As part of our PL Mega Corporate Month event, we recently hosted investor meetings with ABG Shipyard (ABG).
ABG has not witnessed any order book accretion in the last one year. However, the positive is that there have also been no order cancellations from their existing order book of Rs116 billion (unexecuted portion is Rs90 billion).
This is despite the large number of cancellations faced by the Chinese and Korean shipyards.
Of the entire book, the only order which is a cancellation suspect is one from Scan Shipping Norway amounting to Rs1 billion.
The orders for cargo vessels amount to 43% of the total order book, while OSV’s and rigs amount to 40% and 17%, respectively. The company’s order book is executable up to 2013-14.
ABG’s planned capex at Dahej amounts to Rs16.5 billion, of which Rs4.5 billion has been allocated towards the shipyard, while the remaining Rs12 billion is towards the rig yard.
The company has already spent a total of Rs10.5 billion, while the balance will be spent in FY10.
The company is also installing the largest shiplift facility in the world at its Dahej rig yard. This will enable the company to build vessels of the largest dimensions.
ABG is in its last stage of acquiring Western India Shipyard. The scheme is still in the court, but is likely to get resolved shortly.

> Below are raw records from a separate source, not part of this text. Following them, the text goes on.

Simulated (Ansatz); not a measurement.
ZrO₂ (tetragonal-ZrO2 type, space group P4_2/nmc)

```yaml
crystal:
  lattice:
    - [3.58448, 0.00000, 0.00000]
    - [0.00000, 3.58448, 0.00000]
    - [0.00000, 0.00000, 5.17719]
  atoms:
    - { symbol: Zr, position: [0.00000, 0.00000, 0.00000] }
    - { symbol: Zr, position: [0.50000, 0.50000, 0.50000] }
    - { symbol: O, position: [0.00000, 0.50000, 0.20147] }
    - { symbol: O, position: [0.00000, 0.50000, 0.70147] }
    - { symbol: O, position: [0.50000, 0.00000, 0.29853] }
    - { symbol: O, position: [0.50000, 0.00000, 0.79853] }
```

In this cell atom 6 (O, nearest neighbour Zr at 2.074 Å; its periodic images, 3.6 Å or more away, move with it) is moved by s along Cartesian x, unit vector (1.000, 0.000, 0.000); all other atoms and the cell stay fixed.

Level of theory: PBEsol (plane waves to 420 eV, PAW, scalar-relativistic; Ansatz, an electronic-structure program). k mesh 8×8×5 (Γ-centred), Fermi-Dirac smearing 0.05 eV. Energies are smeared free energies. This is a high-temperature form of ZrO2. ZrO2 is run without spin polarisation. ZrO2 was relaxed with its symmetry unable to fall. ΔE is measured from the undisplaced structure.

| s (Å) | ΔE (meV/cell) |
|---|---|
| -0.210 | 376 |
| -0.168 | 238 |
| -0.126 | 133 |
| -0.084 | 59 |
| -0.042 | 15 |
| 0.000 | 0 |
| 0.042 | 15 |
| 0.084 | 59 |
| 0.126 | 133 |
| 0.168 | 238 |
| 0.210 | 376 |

Western India Shipyard clocked in revenues of Rs750m in the current year as against the highest revenues of Rs600m reported in its history. It also made marginal profits in FY09. Till date, ABG has spent Rs150m towards up-gradation of the yard.
Based on PER excluding subsidy, ABG is currently trading at 6x FY10 and 4.3x FY11. The PER with subsidy is 4x FY10 and 3.4x FY11. We continue to maintain ACCUMULATE rating on the stock.